This is without the VM userid, right? It just means you have the global list exchange feature (GLX) activated in LMail, which you probably should not do at this point, at least not until everything else works and you have updated LMail to a version that does not think it is running in 1903 ;-) If this is with the VM userid, I do not understand what makes LMail forward the message to LISTTEST instead of just delivering it.

> RDR FILE 0128 SENT FROM LISTTEST PUN WAS 0076 RECS 0009 CPY  001 A NOHOLD
> NOKEEP
> 15 Jan 1903 08:50:09 Processing file 0128 from LISTTEST@MSACVM
> 15 Jan 1903 08:50:09 -> BSMTP from [log in to unmask]
> 15 Jan 1903 08:50:09 -> Message has "no forward" (L-NF) flag.
> 15 Jan 1903 08:50:09 -> 1 recipient (1 local).
> 15 Jan 1903 08:50:09 -> Sent delivery error for 1 recipient.

This is because the GLX does not work in LISTTEST, presumably because it is not configured or the PEERS NAMES entry is not compatible with it or whatever. LISTTEST simply sends the message back to LMail so that it can generate the delivery error it would have sent had GLX not been activated in LMail.

Anyway, no VM userid, no SET LIST, the mailbox is by definition unknown and there are no reasons for this to do anything that issue a delivery error. This is normal, if done in an exotic way.

> and another (after SET LIST):
> 
> RDR FILE 0138 SENT FROM SMTP2    PUN WAS 0450 RECS 0007 CPY  001 A NOHOLD
> NOKEEP
> 15 Jan 1903 08:54:33 Processing file 0138 from SMTP2@MSACVM
> 15 Jan 1903 08:54:33 -> BSMTP from [log in to unmask]
> 15 Jan 1903 08:54:33 -> 1 recipient (1 local).
> 15 Jan 1903 08:54:33 -> Delivered to TEST.

That looks good. What does LISTTEST say then? Anyway, it is the correct setting and behaviour.
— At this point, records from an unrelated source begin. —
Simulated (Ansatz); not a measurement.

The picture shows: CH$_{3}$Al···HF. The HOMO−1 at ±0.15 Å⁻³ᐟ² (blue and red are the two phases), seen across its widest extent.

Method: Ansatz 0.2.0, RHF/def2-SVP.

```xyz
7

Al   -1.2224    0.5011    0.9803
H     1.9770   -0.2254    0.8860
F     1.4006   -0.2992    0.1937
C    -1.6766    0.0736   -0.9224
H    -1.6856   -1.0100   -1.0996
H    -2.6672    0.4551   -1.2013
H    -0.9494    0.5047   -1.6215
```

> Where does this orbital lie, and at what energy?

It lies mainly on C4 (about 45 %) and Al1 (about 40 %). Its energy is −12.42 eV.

> Date:         Wed, 15 Jan 2003 08:54:34 -0800
> From:         [log in to unmask]
> Subject:      Undelivered mail
> To:           [log in to unmask]
> X-Report-Type: Nondelivery; boundary="> Error description:"
> 
> --> Error description:
> Error-For:  [log in to unmask]
> Error-Code: 3
> Error-Text: No such list.
> 
> Error-End:  One error reported.

LISTSERV will do that if you manage to delete the list between the time when the message was enqueued to LISTSERV and the time LISTSERV actually got to it. This is very difficult to do on VM (or even on other systems, but even more so on VM with a minidisk lacking concurrent write access). You would really have to engineer a series of commands and jobs that causes it to happen, which I doubt is the case here. You wouldn't happen to have your list as a zero-length SFS file, would you? A zero-length list file is not supported (there must be at least one header line) but, if you were to create one, it would be treated as a nonexistent list, because LISTSERV would be sorry if it tried to do anything with it.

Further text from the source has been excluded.